Question

How do you test the series \[\sum {\dfrac{{\sqrt {n + 2} - \sqrt n }}{n}} \]from $ n $ is $ \left[ {1,\infty } \right) $ for convergence?

Answer 1

Hint: In order to test the above given series for convergence let the term written inside the summation as $ {a_n} $ . Apply the operation of rationalise on this term and simplify it further using identity $ \left( {A - B} \right)\left( {A + B} \right) = {A^2} - {B^2} $ . Use the p-series test which states $ \sum\limits_{n = 1}^\infty {\dfrac{1}{{{n^p}}}} $ is convergent for $ p > 1 $ and divergent otherwise to obtain the given series is convergent.
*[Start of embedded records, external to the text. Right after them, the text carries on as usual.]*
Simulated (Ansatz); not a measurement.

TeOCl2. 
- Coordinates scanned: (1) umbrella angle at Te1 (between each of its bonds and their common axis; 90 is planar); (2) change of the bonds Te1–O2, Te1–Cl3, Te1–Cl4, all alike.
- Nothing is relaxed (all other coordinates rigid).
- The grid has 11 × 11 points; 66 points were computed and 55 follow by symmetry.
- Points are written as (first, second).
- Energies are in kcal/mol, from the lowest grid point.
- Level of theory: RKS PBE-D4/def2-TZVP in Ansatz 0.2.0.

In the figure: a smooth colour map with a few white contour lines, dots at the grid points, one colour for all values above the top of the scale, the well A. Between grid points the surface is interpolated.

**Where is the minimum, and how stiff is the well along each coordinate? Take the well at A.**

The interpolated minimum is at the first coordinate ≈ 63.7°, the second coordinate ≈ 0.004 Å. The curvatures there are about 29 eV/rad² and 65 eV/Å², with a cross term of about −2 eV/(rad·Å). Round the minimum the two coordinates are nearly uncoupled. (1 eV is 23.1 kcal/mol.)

Complete step-by-step answer:
We are given a summation series of the form \[\sum {\dfrac{{\sqrt {n + 2} - \sqrt n }}{n}} \]from $ n $ is $ \left[ {1,\infty } \right) $ .
We can rewrite the summation by including the limits in the summation symbol as
 $ \sum\limits_{n = 1}^\infty {\dfrac{{\sqrt {n + 2} - \sqrt n }}{n}} $
let $ {a_n} = \dfrac{{\sqrt {n + 2} - \sqrt n }}{n} $ ,
Now let’s rationalise the $ {a_n} $ term by multiplying and dividing $ {a_n} $ with $ \sqrt {n + 2} + \sqrt n $ , we get
 $
  {a_n} = \dfrac{{\sqrt {n + 2} - \sqrt n }}{n} \\
  {a_n} = \left( {\dfrac{{\sqrt {n + 2} - \sqrt n }}{n}} \right) \times \left( {\dfrac{{\sqrt {n + 2} + \sqrt n }}{{\sqrt {n + 2} + \sqrt n }}} \right) \;
  $
Simplifying further using the identity $ \left( {A - B} \right)\left( {A + B} \right) = {A^2} - {B^2} $ by considering A as $ \sqrt {n + 2} $ and B as $ \sqrt n $ , we have
 $
  {a_n} = \dfrac{{{{\left( {\sqrt {n + 2} } \right)}^2} - {{\left( {\sqrt n } \right)}^2}}}{{n\left( {\sqrt {n + 2} + \sqrt n } \right)}} \\
  {a_n} = \dfrac{{n + 2 - n}}{{n\left( {\sqrt {n + 2} + \sqrt n } \right)}} \;
  $
 $ {a_n} = \dfrac{2}{{n\left( {\sqrt {n + 2} + \sqrt n } \right)}} $
Now as you can see if we decrease the denominator , we will get a sequence which is greater. So if we remove 2 from the denominator, we get
\[
  {a_n} = \dfrac{2}{{n\left( {\sqrt {n + 2} + \sqrt n } \right)}} < \dfrac{2}{{n\left( {\sqrt n + \sqrt n } \right)}} = \dfrac{2}{{2n\sqrt n }} \\
  {a_n} = \dfrac{2}{{2n\sqrt n }} \\
 \]
Simplifying further using the property of exponents as $ {a^m} \times {a^n} = {a^{m + n}} $ ,we have
\[
  {a_n} = \dfrac{1}{{{n^{1 + \dfrac{1}{2}}}}} \\
  {a_n} = \dfrac{1}{{{n^{\dfrac{3}{2}}}}} \;
 \]
As we know that the series $ \sum\limits_{n = 1}^\infty {\dfrac{1}{{{n^{\dfrac{3}{2}}}}}} $ is always convergent according to the P-series test which says that the series of the form $ \sum\limits_{n = 1}^\infty {\dfrac{1}{{{n^p}}}} $ is convergent for $ p > 1 $ and divergent otherwise . So in our case we have $ p = \dfrac{3}{2} = 1.5 > 1 $ .
Therefore, we can say that the series $ \sum\limits_{n = 1}^\infty {\dfrac{{\sqrt {n + 2} - \sqrt n }}{n}} $ is convergent from $ n $ is $ \left[ {1,\infty } \right) $ .

Note: 1. Students must know the meaning of convergence and divergence of a series before proceeding with the solution.
2.The nth partial sum of the series for $ n $ as $ \left[ {1,\infty } \right) $ \[\sum\limits_{n = 1}^\infty {{a_n}} \] is given by $ {S_n} = {a_1} + {a_2} + .... + {a_n} $ .If the sequence of these partial sums $ \left\{ {{S_n}} \right\} $ converges to L, then the sum of the series also converges to L. Similarly, if $ \left\{ {{S_n}} \right\} $ diverges to L , then the sum of the series also diverges.